Introduction to Apache Flink

by Ellen Friedman and Kostas Tzoumas

Stateful Computation

Streaming computation can be either stateless or stateful. A stateless program looks at each individual event and creates some output based on that last event. For example, a streaming program might receive temperature readings from a sensor and raise an alert if the temperature goes beyond 90 degrees. A stateful program creates output based on multiple events taken together. Examples of stateful programs include:

  • All types of windows that we discussed in Handling Time. For example, getting the average temperature reported by a sensor over the last hour is a stateful computation.

  • All kinds of state machines used for complex event processing (CEP). For example, creating an alert after receiving 2 temperature readings that differ by more than 20 degrees within 1 minute is a stateful computation.

  • All kinds of joins between streams as well as joins between streams, and static or slowly changing tables.

Figure 5-1 exemplifies the main difference between stateless and stateful stream processing. A stateless program (a transformation of black records to white records in the figure) receives each record separately (black input) and produces each output record based on the last input record alone (white records). A stateful program maintains state that is updated based on every input and produces output (gray records) based on the last input and the current value of the state.

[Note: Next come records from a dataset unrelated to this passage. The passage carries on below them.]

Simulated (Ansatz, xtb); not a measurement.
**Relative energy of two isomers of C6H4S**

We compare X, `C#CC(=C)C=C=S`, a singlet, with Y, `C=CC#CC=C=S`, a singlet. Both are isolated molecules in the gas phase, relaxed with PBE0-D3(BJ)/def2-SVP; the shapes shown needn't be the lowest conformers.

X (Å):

Stateless and stateful processing are compared here. Input records are shown as black bars. The left diagram shows how a stateless operation transforms each input record at a time and outputs each result based solely on that last record or event (white bar). The diagram on the right shows that a stateful program maintains the value of state for all of the records processed so far and updates it with each new input, such that the output (grey bar) reflects results that take into account more than one event.
Figure 5-1. Stateless and stateful processing are compared here. Input records are shown as black bars. The left diagram shows how a stateless operation transforms each input record at a time and outputs each result based solely on that last record or event (white bar). The diagram on the right shows that a stateful program maintains the value of state for all of the records processed so far and updates it with each new input, such that the output (gray bar) reflects results that take into account more than one event.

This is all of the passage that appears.